Salazar and Rupp learnt from that. Galen prepared well, and in the track trials, it showed. He won the 10,000 meters at the Olympic Trials going away. In the heat that witherered much of his competition, Galen not only thrived, but outkicked his only real competition. It wore Galen out, and while he made the final in the 5000 meters, he could not match the last lap finishes of Bernard Lagat and others.
Frank Shorter, the 1972 gold and 1976 silver medalist once reminded me that he raced like a two miler, and trained like a marathoner. For Shorter, running the 10,000 meters in Munich, where he set American records in the heat and the final, just prepared him for the marathon in Munich.
I was not worried about Galen Rupp doubling in Rio, he has fine 10,000 meter speed, and his fifth place finish attests to that. He came within a few seconds of a medal, that is the most one can ask for.
The marathon played out like many thought it would. A slow first half in rainy weather, with the players up front and the race heating up over the second half. Eliud Kipchoge, the winner of Chicago, London (twice) and Berlin marathons was the presumptive favorite But, this, alas is the marathon, and anything can happen. Kipchoge won his first major title at the age of 18, using a last 800 meters of 1:50 and a last lap around 53 to take gold from the hands of Kenenisa Bekele and Hicham El Guerrouj as TV announcers ignored him until the final 200 meters. No one would discount Kipchoge here.
The pace was surreal: 15:31 for 5k, 31:08 for 10k, 46:53 for 15k and 1:02:77. By that time the pack still 48 runners, within ten seconds of the lead! But, with the largest field in Olympic history, 140, the lead pack was indicative of the global nature of marathoning.
The halfway was hit in 1:05:55. The 25k was hit in 1:18:12. Still, 37 men close to the leaders!
There would be changes soon, as Ethiopia's Tesfaye Abera stopped running, then, walked up onto the grassy knoll, and sat down, head between legs. Abera, the 2016 Dubai marathon champ was out. Much earlier, right around 40 minutes, Daniele Meucci, 2014 European Champ in the marathon, stopped to the side, untied his shoes, and his quest for Olympic medals was over.
America's Meb Keflezighi, the 2004 silver medalist from Athens, and 4th in London, had a rough patch, where he stopped, but then, started up again. Keflezighi would finish 33rd, in 2:16:46.
Running upfront was Kenya's trio of Stanley Biwott, Eliud Kipchoge and Wesley Korir, the 2012 Boston marathon winner, took control about 27 kilometers and broke the pack up, with the leaders down from 37 to nine in just over two kilometers.
The 30 kilometers was hit in 1:33:15. For Eliud Kipchoge, nine was still too big a pack, so he worked hard for two kilometers, and then, there were, four. Biwott and Korir were gone as well. The pack dropped to four just after 32 kilometers.

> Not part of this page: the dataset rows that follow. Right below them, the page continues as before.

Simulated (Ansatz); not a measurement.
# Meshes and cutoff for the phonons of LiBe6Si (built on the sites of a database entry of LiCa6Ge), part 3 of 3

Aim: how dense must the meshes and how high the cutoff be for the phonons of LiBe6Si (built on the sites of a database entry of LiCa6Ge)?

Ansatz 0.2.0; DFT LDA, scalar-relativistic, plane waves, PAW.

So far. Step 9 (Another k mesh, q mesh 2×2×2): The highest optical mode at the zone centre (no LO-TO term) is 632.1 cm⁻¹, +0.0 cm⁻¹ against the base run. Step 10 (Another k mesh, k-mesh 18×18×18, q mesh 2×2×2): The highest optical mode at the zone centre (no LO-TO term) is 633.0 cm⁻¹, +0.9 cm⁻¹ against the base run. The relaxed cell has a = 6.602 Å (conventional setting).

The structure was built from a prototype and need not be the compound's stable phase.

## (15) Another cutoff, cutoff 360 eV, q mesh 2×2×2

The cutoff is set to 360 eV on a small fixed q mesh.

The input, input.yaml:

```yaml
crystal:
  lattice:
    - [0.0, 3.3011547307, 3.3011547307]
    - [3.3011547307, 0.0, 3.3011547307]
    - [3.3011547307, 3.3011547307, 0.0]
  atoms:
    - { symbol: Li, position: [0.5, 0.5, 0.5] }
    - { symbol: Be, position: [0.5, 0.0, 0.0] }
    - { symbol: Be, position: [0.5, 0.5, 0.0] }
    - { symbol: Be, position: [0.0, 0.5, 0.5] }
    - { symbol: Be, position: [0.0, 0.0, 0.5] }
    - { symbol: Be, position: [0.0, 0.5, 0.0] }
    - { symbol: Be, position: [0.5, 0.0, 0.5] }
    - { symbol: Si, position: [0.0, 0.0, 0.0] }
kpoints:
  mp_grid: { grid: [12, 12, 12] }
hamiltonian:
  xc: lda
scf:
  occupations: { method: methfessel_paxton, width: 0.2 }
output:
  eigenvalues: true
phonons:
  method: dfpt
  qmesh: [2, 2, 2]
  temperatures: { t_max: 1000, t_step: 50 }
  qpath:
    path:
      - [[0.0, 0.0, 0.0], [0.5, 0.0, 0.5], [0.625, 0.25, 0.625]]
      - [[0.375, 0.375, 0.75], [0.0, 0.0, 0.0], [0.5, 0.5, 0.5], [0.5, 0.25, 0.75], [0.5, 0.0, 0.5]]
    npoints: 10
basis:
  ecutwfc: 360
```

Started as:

The final four were Eliud Kipchoge, looking invinsible. Ethiopia's duo of Feyisa Lelisa, Lemi Berhanu were there, as well as Galen Rupp, in only his second marathon.
Kipchoge again upped the game, and started a long run for home, and, after two more kilometers, around 34 kilometers, Lemi Berhanu began to fall back.
Eliud Kipchoge flies over the last kilometers of the marathon course. His moves in Rio were, well, decisive. Kipchoge, Lelisa and Rupp hit the 35k in 1:47:40.
After that, the final pack broke up.
Right after 35 kilometers, Galen Rupp started to fall back. He just slowed down a bit, as Kipchoge put it to Lelisa and upped the pace, dominating the last seven kilometers like few others, and building up a lead not seen since Frank Shorter in 1972!
For Kipchoge, just past 36 kilometers, he sensed his time. Kipchoge had motioned to Lelisa to lead, but Leslisa could not, or would not. Kipchoge sensed, quite rightly, that Lelisa was hanging on for dear life. Between 37 kilometers and 40 kilometers, Eliud Kipchoge built up a 36 second lead, as Kipchoge hit 40k in 2:02:24. Lelisa was looking back, as Rupp was 12-16 seconds back.
Eliud Kipchoge ran within himself, but his final half was tremendous. Having run the first half in 1:05:55, KIpchoge ran 1:02.49 for the second half, building a lead from 36 seconds at 40k to 1:10 at the finish. Again, the largest margin of victory since Frank Shorter in Munich 1972 over the likes of Akio Usami, Derek Clayton and Ron Hill.
Kipchoge did look around a bit, but he had nothing to worry about. His last 200 meters showed an increase in pace, but was really a time for Eliud Kipchoge to celebrate his victory, which he took, in 2:08:44. It should be noted that Eliud Kipchoge has won seven of his eight marathons, and that Rio was his slowest. This race, again, was not about time, but about who took gold, silver and bronze.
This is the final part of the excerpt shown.